Select your vocabulary and examples that reflect the proper fit for your audience. For example, if you are addressing seasoned professionals with extensive experience in the area of presentation skills, you will only briefly cover the basics (e.g., voice projection), and concentrate on more advanced topics (e.g., handling disruptive participants).
For example, you might write a course on the ten steps to writing a successful business plan. One title might be, “Ten Steps to a Successful Business Plan.” But that doesn’t tell your audience how they will benefit. A better title might be, “How to Write a Business Plan That Has Investors Excited to Give You Money.” It’s the same content, but the second one sells the benefits of your course in an emotional appeal.

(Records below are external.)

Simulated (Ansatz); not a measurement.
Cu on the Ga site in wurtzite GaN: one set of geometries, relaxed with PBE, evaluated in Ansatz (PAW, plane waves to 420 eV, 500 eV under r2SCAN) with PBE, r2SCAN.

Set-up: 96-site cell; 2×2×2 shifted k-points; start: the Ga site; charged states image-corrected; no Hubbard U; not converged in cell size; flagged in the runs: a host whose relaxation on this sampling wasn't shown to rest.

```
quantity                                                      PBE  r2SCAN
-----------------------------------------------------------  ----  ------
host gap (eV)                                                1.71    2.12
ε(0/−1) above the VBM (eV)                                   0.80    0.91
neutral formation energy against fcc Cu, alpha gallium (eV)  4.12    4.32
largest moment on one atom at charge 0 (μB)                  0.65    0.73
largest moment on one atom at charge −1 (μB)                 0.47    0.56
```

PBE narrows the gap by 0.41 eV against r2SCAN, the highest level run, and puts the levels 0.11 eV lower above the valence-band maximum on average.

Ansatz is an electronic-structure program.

Look at yourself. Would you like to watch a demo video and learn how to fix a broken washer or read through the pages of the instruction manual?
As an eLearning developer whose goal is to create engaging learning, you MUST NOT pass up this medium when you design your eLearning courses.
Using a compassionate tone will help you connect with your audience, and engage them with your content.
Write your content as if you were talking to a friend. Talking “down” to your audience or using complex language will make your audience feel subordinate to you and alienate them. They don’t want to be impressed with your extensive vocabulary. They want you to teach them something and help them solve their problems.
Hopefully, you’ve found one or more tips that you can begin using right away to create more engaging content. And when your content is more engaging, your learners will get more out of your eLearning course. It’s a win-win!